Gosh, it was hot in London this afternoon. But, so far, we haven’t seen the temperatures and drought of the summer of 1976. In 1976, there were 15 consecutive days when temperatures reached 32C (89.6F) or higher somewhere in the UK, according to the Met Office. We haven’t managed that yet.
As I sat in St James’s Park this lunchtime, daydreaming just a little bit, I tried to remember what the summer of 1976 was like. Several nostalgic memories ebbed and flowed, reminding me that the UK is a very different place today.
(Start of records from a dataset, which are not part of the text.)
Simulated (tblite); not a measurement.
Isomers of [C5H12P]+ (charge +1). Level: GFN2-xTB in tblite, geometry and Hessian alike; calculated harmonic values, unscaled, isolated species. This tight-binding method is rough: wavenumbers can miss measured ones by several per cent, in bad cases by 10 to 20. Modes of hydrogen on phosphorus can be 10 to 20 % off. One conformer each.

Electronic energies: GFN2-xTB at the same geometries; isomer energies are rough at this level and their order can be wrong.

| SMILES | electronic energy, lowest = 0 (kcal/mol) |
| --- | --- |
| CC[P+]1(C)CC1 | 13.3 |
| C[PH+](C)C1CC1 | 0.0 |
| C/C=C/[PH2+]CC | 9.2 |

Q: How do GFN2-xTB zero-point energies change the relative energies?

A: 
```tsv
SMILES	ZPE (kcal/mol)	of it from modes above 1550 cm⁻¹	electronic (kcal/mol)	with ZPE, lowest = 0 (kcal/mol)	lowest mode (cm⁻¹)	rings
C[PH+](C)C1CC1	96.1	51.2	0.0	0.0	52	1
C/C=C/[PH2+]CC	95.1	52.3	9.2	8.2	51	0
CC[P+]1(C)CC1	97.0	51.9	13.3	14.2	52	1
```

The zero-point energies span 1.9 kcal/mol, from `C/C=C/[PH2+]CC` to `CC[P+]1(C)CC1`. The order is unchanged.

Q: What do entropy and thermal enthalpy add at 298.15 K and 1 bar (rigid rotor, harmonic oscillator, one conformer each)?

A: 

I was eleven-years-old at the time, though I would turn twelve over the summer holidays. The youngest in my year at school, I remember arguing with my headmaster that summer term about a rule that I thought at the time was very unfair. At Beaudesert Park prep school you had to be twelve-years-old to wear long trousers. Throughout the year, the rest of my class had gradually achieved the grown-up status brought about by wearing ‘longs’, until I was the only one left in what I perceived to be the juvenile trappings of shorts and long socks. So, unlike today’s young people, who fight to be allowed to wear shorts to school in hot weather, I was campaigning for the right to wear itchy crimplene long trousers in a heatwave. I can’t remember whether or not I won. I suspect I lost.
That year, the Wall’s ice-cream factory in Gloucester reported an ‘all-time peak’ in production. I wasn’t interested in Walls ice-cream, though. All I wanted to eat was Winstones ice-cream, bought from a green and cream coloured ice-cream van on Minchinhampton Common. The texture was slightly gritty; there was only one flavour – vanilla; the cones were basic and perhaps not quite as crispy as they should have been; but a Winstones ice-cream was the best thing ever. Their factory on neighbouring Rodborough Common now has its own cafe and ice-cream parlour – and they sell a myriad of flavours, designed to tempt discerning Cotswold palates: spiced plumb, rhubarb crumble, honey and ginger. But for me, the only ice-cream to buy remains their basic vanilla. It tastes of childhood. As long as it comes with a flake, of course.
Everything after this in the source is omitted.